The euro has essentially broken down as a viable economic and political undertaking. The latest rush of events reeks of impending denouement. The debt markets are pricing in for a global deflationary bust. Europe will have to restore shattered trust in the worst possible circumstances.
8:00PM BST 03 Jun 2012
Switzerland is threatening capital controls to repel bank flight from Euroland. The Swiss two-year note has fallen to -0.32pc, not that it seems to make any difference.
Denmark’s central bank said it was battening down the hatches for a “splintering” of EMU. It has cut interest rates twice in a matter or days and pledged to do whatever it takes to stop euros flooding into the country. Contingency plans are on the lips of officials in every capital in Europe, and beyond.
On a single day, the European Commission said monetary union was in danger of “disintegration” and the European Central Bank said it was “unsustainable” as constructed. Their plaintive cries may have fallen on deaf ears in Berlin, but they were heard all too clearly by investors across the world.
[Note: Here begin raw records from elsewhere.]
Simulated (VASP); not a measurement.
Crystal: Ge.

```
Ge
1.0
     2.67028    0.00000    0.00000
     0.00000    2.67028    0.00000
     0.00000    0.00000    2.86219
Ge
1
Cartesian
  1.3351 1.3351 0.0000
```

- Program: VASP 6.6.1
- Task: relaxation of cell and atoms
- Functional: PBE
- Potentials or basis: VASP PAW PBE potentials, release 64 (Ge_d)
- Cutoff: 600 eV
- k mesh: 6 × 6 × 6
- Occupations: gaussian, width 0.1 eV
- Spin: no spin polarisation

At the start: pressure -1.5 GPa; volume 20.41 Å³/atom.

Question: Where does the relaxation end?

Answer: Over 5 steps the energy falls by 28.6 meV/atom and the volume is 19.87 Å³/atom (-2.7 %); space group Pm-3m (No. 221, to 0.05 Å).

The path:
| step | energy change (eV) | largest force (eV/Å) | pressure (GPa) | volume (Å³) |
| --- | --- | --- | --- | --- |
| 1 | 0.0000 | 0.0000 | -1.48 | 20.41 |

Joschka Fischer, Germany’s former vice-Chancellor, said EU leaders have two weeks left to save the project.
“Europe continues to try to quench the fire with gasoline – German-enforced austerity. In a mere three years, the eurozone’s financial crisis has become an existential crisis for Europe.”
Mr Fischer has the matter backwards. The euro itself is the chief cause of the existential crisis he discerns. Yet he is right that three precious years have been squandered, and that Europe‘s policy mix has been atrociously misguided.
The pace of fiscal tightening has been too extreme, made much worse by the ECB’s monetary tightening last year. This inflicted a double-barrelled shock on Southern Europe. The whole region was forced back into slump before it had reached “escape velocity”.
The window of opportunity offered by US recovery is slamming shut again. America’s dire jobs data for May – and the downward revision for April – confirm the fears of cycle specialists that the US economy has slipped below stall speed. America risks tanking back into recession as the “fiscal cliff” approaches late this year, unless the Fed comes to the rescue again soon.
Brazil wilted in the first quarter. India grew at the slowest pace in nine years. China’s HSBC manufacturing index fell further into contraction in May, with new orders dropping sharply and inventories rising.
We face the grim possibility that all key engines of the global system will sputter together, this time with interest rates already near zero in the West and average public debt in the OECD club already at a record 106pc of GDP.
“The world’s largest emerging economies are no longer in a position to carry the global economy through tough times, as they did during the ‘recovery’ years of 2009-2011,” said China expert Andy Xie.
The warnings from the bond markets could hardly be clearer. German 10-year Bund yields closed at 1.17pc. The two-year notes turned negative. British Gilts closed at 1.53pc, the lowest in 300 years. US Treasuries fell to 1.45pc, lower than at any time during the Great Depression.
The debt markets are pricing in for a global deflationary bust. Europe will have to restore shattered trust in the worst possible circumstances.
If deposit flight from Spain was €66bn in March before the Greek election tore away the pretence that Europe had solved anything, one dreads to think what it will be in April and May when the data come out.
Alberto Gallo from RBS says Spain will need an EU rescue package of €370bn to €450bn to bail out its crippled property lenders and limp through to 2014, pushing public debt to 110pc of GDP.
This would be the biggest loan package in history by a huge margin. Whether the EU bail-out fund could raise the money on the global markets at viable cost is an open question.